It depends. If the editor is a central part of what your software is doing and you need/want total control, it's well worth it. General purpose libraries are mostly made of bloat when your project just need 20% of all the things they (have to) do. Focusing on that 20% could be a good time investment and yield a better software.

The Selection API alone is such a minefield of divergent browser implementations that it's a massive PITA.

And that's just the start. Check what happens in different browsers when you hit backspace in a contenteditable containing a single space character.

Overall there are a lot of such changing, undocumented behaviours.

I know. The APIs offered by browsers for editing text are less than ideal, and require a lot of work to make something robust. That being said, my point stands. If something is not easy it doesn't necessarily mean that is not worth doing. I have my opinions about how text editing should work in my software, and it is my job to design and develop a solution that fullfills my vision. I will take working around the browser APIs every day instead of fighting a library developed to fullfill a different vision, that adds layers of indirection on top of the same problematic browser APIs.
There's a name for what you're displaying here and it's "Not Invented Here Syndrome".
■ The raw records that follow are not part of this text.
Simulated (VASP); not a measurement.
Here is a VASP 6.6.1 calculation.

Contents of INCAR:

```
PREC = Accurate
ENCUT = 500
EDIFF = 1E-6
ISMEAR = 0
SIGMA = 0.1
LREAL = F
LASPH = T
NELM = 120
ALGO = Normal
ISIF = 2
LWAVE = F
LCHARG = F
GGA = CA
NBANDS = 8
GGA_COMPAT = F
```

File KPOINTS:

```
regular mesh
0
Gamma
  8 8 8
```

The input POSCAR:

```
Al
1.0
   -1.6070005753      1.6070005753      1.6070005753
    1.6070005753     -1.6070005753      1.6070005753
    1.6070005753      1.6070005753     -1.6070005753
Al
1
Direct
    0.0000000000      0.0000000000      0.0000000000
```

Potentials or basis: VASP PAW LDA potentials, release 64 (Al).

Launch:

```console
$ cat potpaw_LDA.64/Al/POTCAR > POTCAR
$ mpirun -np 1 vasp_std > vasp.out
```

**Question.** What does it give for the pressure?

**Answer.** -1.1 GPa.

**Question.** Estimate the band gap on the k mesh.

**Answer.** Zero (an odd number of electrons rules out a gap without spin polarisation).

I strongly advise against this.

Now I am confused. Did you express the same strong advice against doing this to Dominic when they started working on lexical? In the end draft.js already existed. Why reinvent it? How much should we go back in time to find the point when things started to be so perfect to make everything coming after a worthless reinvention? What I think instead is that some developers have a phobia of writing code, and prefer to glue together various pieces to "get the job done". Others enjoy the process of creating something unique and potentially better, for some connotation of "better" that is not to be disputed. I think that there is nothing bad in doing so.
Don't listen to naysayers. If you think you need it, and you want to do it - do it; Always. Failures will make you learn, success is how we progress. Road not taken approach is individual.
How has been your experience working with Lexical so far?
Hello, as it is in very early phase, most of the time you cannot find a sufficient amount of information or no information from the docs about a provided API. However, I have used lexical playground to bootstrap this project, so it was easier to convert it to a separate react component package.